Fourth, other things equal, long-term estimates are inherently more uncertain than short-term estimates. But the added uncertainty should not lead us to ignore long-term issues, for at least two reasons. First, the serious consequences of a relatively bad long-term outcome should spur a precautionary response from policymakers now (Auerbach and Hassett 2000). Second, over the next 10 years, the primary factor affecting surpluses will be the course of the economy, which as noted above, is uncertain. In contrast, in the longer-term, the demographic pressures that are due to an aging population are far more certain to occur.

F. Implications for the tax policy debate

These findings suggest some useful lessons for the current debate about how to allocate the surplus. The virtually exclusive emphasis given to baseline 10-year budget projections in current fiscal policy debates is inappropriate. The baseline forecast suggests the availability of trillions of dollars for tax cuts or new spending, but is based on a particular set of views of what constitutes current policy. Fiscal responsibility and plausible notions of current policy reduce the available 10-year surplus to between $1.0 and $1.7 trillion.

Despite the recent strong improvement in the government’s fiscal position, there is still a long-term imbalance. This imbalance is a “future” problem only insofar as our budget accounting rules ignore the existence of liabilities already accrued.
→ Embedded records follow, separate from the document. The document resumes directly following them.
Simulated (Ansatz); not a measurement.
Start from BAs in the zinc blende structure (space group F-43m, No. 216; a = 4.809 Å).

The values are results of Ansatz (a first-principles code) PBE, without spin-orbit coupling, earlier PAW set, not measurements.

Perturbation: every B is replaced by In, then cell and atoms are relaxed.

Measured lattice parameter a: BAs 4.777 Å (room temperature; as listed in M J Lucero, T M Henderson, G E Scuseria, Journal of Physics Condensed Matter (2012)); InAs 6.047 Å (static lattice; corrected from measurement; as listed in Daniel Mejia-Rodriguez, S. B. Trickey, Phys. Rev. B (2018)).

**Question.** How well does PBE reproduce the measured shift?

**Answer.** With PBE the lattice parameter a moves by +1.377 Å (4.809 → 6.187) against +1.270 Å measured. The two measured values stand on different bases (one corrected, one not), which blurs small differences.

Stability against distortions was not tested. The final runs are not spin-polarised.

Given this long-term imbalance, the fiscal climate may be more troubling now than in previous years. The short-term surplus and the decline in the long-term fiscal gap are no doubt improvements, but fiscal discipline may be especially difficult to impose under current conditions. In the 1980s and early 1990s, when the country faced both short-term and long-term deficits, the short-term deficits helped focus attention in a way that also helped reduce long-term gaps. Today, the United States faces the same trade-off between current and future generations as in earlier decades, and it is still confronting a long-term shortfall. But the current policy discussion focuses on ways to use the surplus that would likely exacerbate the long-term situation.

2. President Bush’s Tax Proposals

President Bush’s tax proposal contains several major elements, and is phased in gradually over time (Bush-Cheney 2000, JCT 2000a). The most important elements, listed in order of their revenue cost when fully phased in, are:

—Reduce the highest income tax rates

By 2006, tax rates in the 39.6 and 36 percent brackets would fall to 33 percent, and rates in the 31 and 28 percent brackets would fall to 25 percent.

—Abolish the estate tax

The estate tax would be reduced gradually and then abolished in 2009. It is unclear whether any changes in the taxation of capital gains at death would occur

—Create a new 10 percent tax bracket

The first $6,000 of taxable income for singles and $12,000 for married couples would be taxed at 10 percent rather than 15 percent.

—Expand the child credit to high-income households, reduce the phase-out rate, and double the credit amount.

Eligiblity for the full credit would be extended to all taxpayers with income below $200,000 (up from $110,000 for married couples and $75,000 for singles, currently), the phase-out rate would fall from 5 percent to 2 percent, and credit would double to $1,000. The credit would remain non-refundable.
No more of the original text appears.